This clip chosen to be G

Clip description

During the 1964 world surfing championships at Manly, local teenagers flood into a dance, while the international contestants fraternise with new friends. In the morning, the keenest local surfers are out to get a wave before the competition begins.

Curator’s notes

The commentary here suggests slyly that there was serious nocturnal activity, as well as surfing, during this event. ‘For Frenchman Joel de Rosnay, hearts are trumps.’ The international visitors included Hector Velarde from Peru, compatriot Eduardo Arena, Gordon Burgis (representing Britain) and US judge Phil Edwards, all of them shown in this clip. At the dance nearby, pretty girls ‘stomp’ to the sounds of Sydney surf band The Rajahs; another surfer settles in for a nice cup of tea with someone dear in his camper van.

The surf music craze began in Sydney about two years before this, and it was almost over, although not many people knew it. One month after the championships, The Beatles arrived in Australia, and surf music was swept away by the new British sound, but surf music did have a further impact. In 1963 and ‘64, Australian bands recorded more than 100 surfing related records, and a few of them were major hits. Surf music gave a lot of bands their start and established some successful careers, notably that of the 14-year-old Maroubra schoolgirl, Pattie Amphlett, who recorded as ‘Little Pattie’. Her hits included ‘He’s My Blonde-Headed, Stompie Wompie, Real Gone Surfer Boy’ (1963) and ‘Stompin’ at Maroubra’ (1963).
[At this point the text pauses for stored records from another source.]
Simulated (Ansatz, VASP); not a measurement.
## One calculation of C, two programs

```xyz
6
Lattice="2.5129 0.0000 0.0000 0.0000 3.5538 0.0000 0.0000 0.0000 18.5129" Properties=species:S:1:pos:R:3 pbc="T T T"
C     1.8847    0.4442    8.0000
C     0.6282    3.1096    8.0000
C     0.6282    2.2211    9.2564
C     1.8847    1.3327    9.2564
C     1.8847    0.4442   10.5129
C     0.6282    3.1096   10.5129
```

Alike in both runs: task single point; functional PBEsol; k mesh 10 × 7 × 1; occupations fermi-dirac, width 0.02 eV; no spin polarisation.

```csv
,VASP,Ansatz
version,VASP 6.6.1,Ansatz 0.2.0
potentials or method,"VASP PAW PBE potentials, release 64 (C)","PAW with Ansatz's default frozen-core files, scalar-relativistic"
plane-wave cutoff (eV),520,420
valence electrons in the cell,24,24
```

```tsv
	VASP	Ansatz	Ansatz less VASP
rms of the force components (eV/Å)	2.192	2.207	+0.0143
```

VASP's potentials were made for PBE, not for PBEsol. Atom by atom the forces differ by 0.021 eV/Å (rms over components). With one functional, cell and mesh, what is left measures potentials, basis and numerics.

There are competing claims about who invented the dance that went with this music, known universally as ‘the stomp’. Some sources say it was invented in the US at beach parties played by the Californian surf music pioneer Dick Dale. Stomping your feet was all you could really do in the sand. Australian surfer Bob McTavish claims that it was invented at the Avalon Surf Club in late 1962.

In his book Stoked! (2009, Hyams Publishing, ISBN: 978-0-9775798-6-0), McTavish writes:

The Stomp, the actual dance itself (if you could call it a dance), had been invented six months earlier at the Avalon Surf Club dance that ran on Saturday nights for a while. The Sunsets were the band, and a bunch of us surfers were stuffing around there one night, all of us being lousy jivers or quicksteppers. The two stomps with the left foot, followed by two with the right, was delightfully do-able for us uncouth mongrels.

I can’t recall who actually put it together first, but it was definitely our crew of derros, at Avalon, in late ’62. I do recall the feeling as, pumped up with adrenalin and beer, we grabbed girls and showed them the move, and watched how quickly they caught on. The girls then made it elegant – well, as elegant as the Stomp could be – by adding slow rotations and some body swaying. The boys in the band noticed, and between songs they revved the crowd up on the new dance.

In a couple of weeks, the Avalon Stomp had a name, and crew from all over Sydney started to get into the new craze. Radio station 2UW had just gone a hundred per cent Top Forty, and they gave the Avalon Stomp a plug here and there.